Support for pupils with special educational needs and disabilities is described as targeted and effective, including in-lesson support and individual interventions, with leaders ensuring pupils get help quickly. If your child is on the SEND register, the key question to ask at visit stage is not whether support exists, but how it is planned and reviewed, and how communication works between class staff and families when needs change.
Early years practice is a distinct strength. The evidence points to strong adult modelling of language, careful attention to routines, and effective preparation for Year 1. In real-world terms, this usually translates into children who know how to line up, listen, transition between tasks, and manage simple independence expectations, all of which protects learning time later.
As a first school, Holyoakes Field pupils typically transition on at the end of Year 4. In this local system context, Holyoakes Field First School is referenced as a feeder for Birchensale Middle School, with onward progression patterns that commonly include Trinity High School at the next phase.
For parents, the implication is that you should treat the school choice as one part of a pathway, not an isolated decision. When you visit, ask how transition to middle school is handled, what information is shared, and how the school supports pupils who may find the change of setting challenging. That matters for all children, but especially for pupils who have benefited from the tighter routines and nurture often seen in strong first-school environments.
Holyoakes Field First School is a state-funded academy, so there are no tuition fees. Admissions for Reception entry follow the coordinated local authority process and the school ranks applications against its published criteria.
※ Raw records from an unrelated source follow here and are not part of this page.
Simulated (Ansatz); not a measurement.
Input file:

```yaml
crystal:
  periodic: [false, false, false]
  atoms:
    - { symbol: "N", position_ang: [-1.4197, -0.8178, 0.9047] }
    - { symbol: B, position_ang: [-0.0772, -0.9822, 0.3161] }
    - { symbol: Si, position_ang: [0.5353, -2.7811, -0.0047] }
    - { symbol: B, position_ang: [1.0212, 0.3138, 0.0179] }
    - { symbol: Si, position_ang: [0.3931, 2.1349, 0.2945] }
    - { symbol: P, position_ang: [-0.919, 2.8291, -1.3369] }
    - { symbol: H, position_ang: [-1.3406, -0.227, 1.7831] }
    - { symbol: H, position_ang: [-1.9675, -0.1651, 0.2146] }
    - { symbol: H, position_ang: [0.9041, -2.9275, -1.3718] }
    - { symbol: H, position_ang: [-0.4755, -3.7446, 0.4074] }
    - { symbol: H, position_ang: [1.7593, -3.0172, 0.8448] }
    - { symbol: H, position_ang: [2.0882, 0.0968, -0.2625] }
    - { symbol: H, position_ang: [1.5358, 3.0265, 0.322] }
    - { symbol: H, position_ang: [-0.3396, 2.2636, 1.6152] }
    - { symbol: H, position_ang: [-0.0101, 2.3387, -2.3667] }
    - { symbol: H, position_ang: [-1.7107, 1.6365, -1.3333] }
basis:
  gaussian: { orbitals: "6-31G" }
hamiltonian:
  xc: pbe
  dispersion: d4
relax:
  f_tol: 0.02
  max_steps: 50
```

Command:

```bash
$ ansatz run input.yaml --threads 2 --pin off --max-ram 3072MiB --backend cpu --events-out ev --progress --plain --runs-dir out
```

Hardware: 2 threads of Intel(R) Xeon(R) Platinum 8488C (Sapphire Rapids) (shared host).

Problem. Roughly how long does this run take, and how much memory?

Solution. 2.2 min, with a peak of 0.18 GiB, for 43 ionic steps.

For September 2026 Reception entry, the published deadline for applications is 15 January 2026. Late applications between 16 January 2026 and 28 February 2026 are only treated as on-time in specific circumstances set out in the policy. The school also publishes that families applying for September 2026 will receive their allocated Reception place notification on Thursday 16 April 2026.
Oversubscription criteria include looked-after and previously looked-after children, siblings, children of eligible staff, children eligible for early years pupil premium who attend the nursery at the time of application, then children living in the school catchment area, followed by other children. Distance is used within criteria by straight-line measurement using local authority mapping software.
Demand data indicates the school is oversubscribed, with 90 applications and 57 offers, and an oversubscription ratio of 1.58. The key implication is that families should not rely on last-minute applications, and should use tools like the FindMySchool Map Search to sense-check their home position against the school’s admissions criteria and any published boundaries.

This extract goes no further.